001 has finally tied up much of the array of tracks on a double album CD/triple vinyl album that includes Strummer’s contributions to groups and collaborations that even the most hardcore of Clash fans may have missed. Soundtracks, singles, B-sides, and demos make up these 32 tracks, a dozen of which have never been released before; plenty, therefore, for the collector or casual fan to indulge in, albeit with varying degrees of satisfaction as we will discover.

But to get to the post-Clash era, we have to go back to 1975, when Strummer began his musical adventure with pub rockers The 101ers. Neither ‘Letsgetabitrockin’’ (two versions of which are included) nor the sole single ‘Keys To Your Heart’ offer any hint of what was to come. And it’s fair to say that these tracks show that there was only one option for Strummer when the opportunity arose to form a band with Mick Jones and Paul Simonon.

The band’s ascent was rapid, the decline slow and heartbreaking, and after the much-derided Cut The Crap album that featured only a remnant of the band, Strummer was forced to think anew. 001 does cover this “final days” era, with the inclusion of a version of ‘This is England’ and ‘Pouring Rain’ by Strummer, Simonon and Pete Howard, recorded in 1983-84. The latter track (and another version that’s also included) sound almost different songs to The Clash’s powering live version that was included on The Future Is Unwritten soundtrack.

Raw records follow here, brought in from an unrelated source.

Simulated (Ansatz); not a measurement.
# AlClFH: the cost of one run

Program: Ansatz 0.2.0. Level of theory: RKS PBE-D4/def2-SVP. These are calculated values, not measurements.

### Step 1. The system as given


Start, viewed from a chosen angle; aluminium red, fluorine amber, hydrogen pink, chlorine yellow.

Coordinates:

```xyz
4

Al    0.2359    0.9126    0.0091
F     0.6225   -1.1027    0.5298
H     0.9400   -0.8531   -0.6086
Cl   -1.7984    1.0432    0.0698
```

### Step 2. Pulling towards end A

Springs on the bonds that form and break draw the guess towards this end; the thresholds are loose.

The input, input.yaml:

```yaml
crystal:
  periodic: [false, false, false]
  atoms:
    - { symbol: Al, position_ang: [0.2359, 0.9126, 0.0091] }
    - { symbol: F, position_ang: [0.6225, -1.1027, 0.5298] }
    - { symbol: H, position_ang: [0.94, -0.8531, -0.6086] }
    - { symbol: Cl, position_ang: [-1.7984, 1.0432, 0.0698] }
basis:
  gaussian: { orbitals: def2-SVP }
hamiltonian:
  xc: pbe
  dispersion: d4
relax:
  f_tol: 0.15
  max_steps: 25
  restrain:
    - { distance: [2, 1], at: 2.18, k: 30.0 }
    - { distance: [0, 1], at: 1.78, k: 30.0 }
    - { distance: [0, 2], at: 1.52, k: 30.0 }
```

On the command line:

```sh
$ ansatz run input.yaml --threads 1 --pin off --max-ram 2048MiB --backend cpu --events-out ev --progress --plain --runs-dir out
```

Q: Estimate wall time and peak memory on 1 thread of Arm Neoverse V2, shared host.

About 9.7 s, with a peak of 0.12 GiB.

But where this album comes alive is on the solo material from two separate periods. From 1986 to 1990 Strummer recorded one solo album, a soundtrack, contributed to two further soundtracks and released a handful of singles. Aside from a team-up with Black Grape on a World Cup football single and gigs with The Pogues, there’s a fallow period until 1999 when Joe Strummer & The Mescaleros united for two studio albums, while one more was released posthumously.

From this first period, ‘Tennessee Rain’, off the Soundtrack to Walker, is a Latin-tinged underrated standout. ‘Love Kills’ is a brilliantly riveting accompaniment to the almost-good Sid & Nancy biopic and there were five tracks contributed to the Permanent Record soundtrack, as Joe Strummer and the Latino Rockabilly War, notably ‘Trash City’, which is included here.

Unfortunately, even Clash fans bypassed his solo exercise Earthquake Weather and Strummer went underground for virtually a decade. The return was heralded by ‘It’s A Rockin’ World’ for the South Park movie and then came the Mescaleros years, which are represented by six tracks, including ‘Yalla Yalla’ and ‘Johnny Appleseed’. Which means no room for the brilliant ‘Bhindi Bhagee’, the tale of a wide-eyed New Zealander who had just landed in London and was looking for mushy peas only to be directed by Strummer to the city’s cosmopolitan platter.   

There’s collaborations with Johnny Cash (on Marley’s ‘Redemption Song’) and Jimmy Cliff that I never knew existed; and the second disk includes those dozen unreleased tracks, mostly demos. There needs to be some honesty here: few of it was worth dredging up. Strummer sounds sometimes as if he wanted to be a blues singer, but his voice isn’t gravelly enough. A couple of outtakes, one credited to Pearl Harbour, the other to the Soothsayers, which missed the Sid & Nancy boat are among them, and it concludes with ‘U.S. North’ which is credited to Mick and Joe. It’s 10 minutes of unrelenting repeated beats and a slew of words that would have been fine if reduced to four minutes.

And to imitate that annoying voice that promises “ … and there’s more” in every TV advertorial, the vinyl version contains an additional three tracks, but you’ll need a loan from the bank to be able to afford that.

While many of the obscure and forgotten singles and B-sides have been torpedoed to the surface, the numbering suggests there could be the possibility of a second turn, though that presumably would be mainly through album tracks not included here, such as some of those from Walker. Given the continuing interest in Strummer it is feasible that the retro machine will keep on churning out material.